Restless little kids are impossible. There is a lot of whining and hitting and other unfavorable behaviors that require skillful maneuvering to avoid full-on meltdowns. Normally I would just take the boys outside on days like today, but one boy is still recovering from a bout of RSV and should probably stay out of the wind. After trying to get them to color with little success, creativity (or possibly madness) struck and I decided that we were all going to bake cookies together.
Don’t get me wrong, I am normally one of those horrible hovering parents that everyone warns you about, but I am aware of it and am trying to do better. I could try to justify my behavior or talk around it, but i really don’t see the point. Every parent has their issues right? Anyway, I thought that letting them do the majority of the work on this particular project could help all of us. The boys helped me gather all of the ingredients and the measuring cups and spoons and set them on the table. Then they measured out the right ingredients and stirred everything together. It took restraint, but all I did was crack the eggs and hand out the right cup for each ingredient (and I might have stirred a bit at the end). Their level of concentration and cooperation was more than I thought was possible from two busy two-year olds. They were excited to help and to have a job to do. Here is a picture of them hard at work:
I am going to give you the recipe we used because I am always disappointed when I read a blog post about food and there isn’t a recipe:
Chocolate Chip Cookes
3/4 cup granulated sugar
3/4 cup brown sugar (ours was crusty so we used more sugar)
1/2 cup butter, softened (if you forget to set it out early, just micro-wave for 20 seconds)
1/2 cup vegetable shortening (we used coconut oil)
2 large eggs
1 teaspoon vanilla extract
2 1/4 cup all-purpose flour (we substituted Bob’s Red Mill gluten-free flour)
1 teaspoon baking soda
1 teaspoon salt
2 cups chocolate chips (dark chocolate chips are my favorite)
1. In large mixing bowl, combine sugars, butter, shortening, eggs and vanilla. Scrape bowl.
2. Slowly add flour, baking soda and salt until well combined, scraping bowl often.
3. Stir in chocolate chips. Drop dough by teaspoonfuls onto ungreased cookie sheet. (If making gluten-free, whatever you do DON’T taste the cookie dough. You will think you ruined them).
4. Bake in a preheated 375 degree F oven 9-11 minutes (if you choose to make these gluten-free you will want to cook them more like 12-15 depending on size).

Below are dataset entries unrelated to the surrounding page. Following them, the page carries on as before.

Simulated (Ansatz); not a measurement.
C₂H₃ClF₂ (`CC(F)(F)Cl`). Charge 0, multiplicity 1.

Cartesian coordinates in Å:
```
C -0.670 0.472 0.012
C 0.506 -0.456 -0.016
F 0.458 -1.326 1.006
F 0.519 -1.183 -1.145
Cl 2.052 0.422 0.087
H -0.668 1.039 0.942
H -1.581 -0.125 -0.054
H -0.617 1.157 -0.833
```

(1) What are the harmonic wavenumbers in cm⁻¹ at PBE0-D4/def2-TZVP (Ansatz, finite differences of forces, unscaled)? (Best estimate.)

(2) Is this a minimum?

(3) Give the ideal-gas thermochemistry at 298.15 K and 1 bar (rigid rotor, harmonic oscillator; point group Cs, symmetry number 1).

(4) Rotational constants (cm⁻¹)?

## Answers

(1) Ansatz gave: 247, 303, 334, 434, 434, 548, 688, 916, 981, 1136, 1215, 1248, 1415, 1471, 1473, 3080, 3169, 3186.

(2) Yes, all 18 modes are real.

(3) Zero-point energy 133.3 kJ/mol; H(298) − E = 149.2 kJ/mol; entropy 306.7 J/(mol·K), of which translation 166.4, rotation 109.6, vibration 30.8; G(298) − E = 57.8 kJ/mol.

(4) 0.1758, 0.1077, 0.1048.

Of course, with two toddlers running the show, none of these instructions were followed to a tee. I was a little concerned since this was my first attempt at making my husband gluten-free cookies, but it somehow worked out fine. They were slightly crispy and chocolatey and perfect. And most importantly, I relinquished control long enough to let my children feel useful. (Hopefully that will help fill-up their self-esteem bank for moments when I am a much less perfect parent). Seriously though, I am really proud of all of us. I took a step back and the boys took a step forward.